We address here the result of tilting the sample away from the normal pump incidence, as shown in Fig. 2. As discussed in detail in Supplementary Note 10, the tilting changes both what currents are generated in the material, and which part of the resultant THz radiation is measured at the detector. Tilting in θ_x (configuration 2) or θ_y (configuration 3) changes the geometry of the sample relative to the detector. In particular, we are able to resolve currents generated in the c-direction²⁶. Thus, the detected integrated amplitude of the THz transient pulse in configuration 2 is given by:

$$\begin{array}{l}\begin{array}{c}{S}_{x}\propto {J}_{a}({\theta }_{x})\\ {S}_{y}\propto {J}_{b}({\theta }_{x})\cos {\theta }_{x}+{J}_{c}({\theta }_{x})\sin {\theta }_{x}\end{array}\end{array}$$

(5)

And in configuration 3:

$$\begin{array}{l}\begin{array}{c}{S}_{x}\propto {J}_{a}({\theta }_{y})\cos {\theta }_{y}+{J}_{c}({\theta }_{y})\sin {\theta }_{y}\\ {S}_{y}\propto {J}_{b}({\theta }_{y})\end{array}\end{array}$$

(6)

Where the expressions for J_i(θ_k) arising from PGE/PDE are give in Supplementary Note 11. When considering the contribution from the bulk photon drag effect and the surface photogalvanic effect to J, we find that all terms in the detected amplitude S_i arising from a bulk photon-drag effect are odd under tilting in both θ_x and θ_y, whereas the linear surface photogalvanic effect contains lowest-order terms that are even under tilting. We do not exclude the potential presence of the surface CPGE, which could be responsible for the even component of the signal. However, as the odd components make a significant contribution to our results (see e.g. Fig. 1c), we interpret our signal to arise predominantly from the bulk photon drag effect.

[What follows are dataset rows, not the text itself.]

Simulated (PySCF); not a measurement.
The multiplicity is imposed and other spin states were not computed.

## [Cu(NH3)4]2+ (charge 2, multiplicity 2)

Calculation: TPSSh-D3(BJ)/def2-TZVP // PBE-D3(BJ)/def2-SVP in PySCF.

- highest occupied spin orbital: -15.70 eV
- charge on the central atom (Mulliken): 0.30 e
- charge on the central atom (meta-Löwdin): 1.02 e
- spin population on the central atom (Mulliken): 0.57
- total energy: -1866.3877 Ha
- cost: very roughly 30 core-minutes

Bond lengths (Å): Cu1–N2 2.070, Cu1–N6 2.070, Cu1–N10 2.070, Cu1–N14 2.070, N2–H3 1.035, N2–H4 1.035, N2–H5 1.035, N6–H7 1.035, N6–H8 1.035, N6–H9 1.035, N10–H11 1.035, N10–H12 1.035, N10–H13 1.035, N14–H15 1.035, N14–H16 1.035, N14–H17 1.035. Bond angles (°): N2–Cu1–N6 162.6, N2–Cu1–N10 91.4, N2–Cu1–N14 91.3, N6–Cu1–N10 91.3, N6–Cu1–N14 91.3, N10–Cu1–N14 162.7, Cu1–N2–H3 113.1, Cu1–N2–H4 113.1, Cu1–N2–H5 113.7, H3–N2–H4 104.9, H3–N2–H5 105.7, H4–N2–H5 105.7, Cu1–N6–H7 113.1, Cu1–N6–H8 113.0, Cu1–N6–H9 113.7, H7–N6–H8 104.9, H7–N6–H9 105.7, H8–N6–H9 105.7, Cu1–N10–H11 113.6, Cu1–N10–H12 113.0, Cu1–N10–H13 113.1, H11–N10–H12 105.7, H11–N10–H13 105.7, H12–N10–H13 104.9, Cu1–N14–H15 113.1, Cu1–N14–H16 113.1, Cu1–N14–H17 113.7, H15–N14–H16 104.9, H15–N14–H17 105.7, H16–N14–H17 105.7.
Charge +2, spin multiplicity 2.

As discussed in Supplementary Note 11, we further find that the circular photon drag contribution to S_i normal to the rotation axis is suppressed, in agreement with the experimental results, and that only the bulk non-magnetic photon drag contribution is invariant under in-plane rotation [see Fig. 3b]. These observations indicate that the bulk photon drag effect is the main mechanism responsible for our signal.

In the photon drag effect, both angular and translational momenta are transferred from photons to the excited carriers. Therefore, this effect is linked to non-vertical transitions in momentum space^27,28. As shown in Fig. 4b, Mn₃Sn has a flat bulk band below the Fermi energy around the K-point, with a corresponding band at a distance of ℏω corresponding to the energies of the optical excitation. This may lead to a large joint density of states, and allow for non-vertical transitions with finite q. Hence, we note that the photon drag effect is also appealing from a bulk band-structure perspective.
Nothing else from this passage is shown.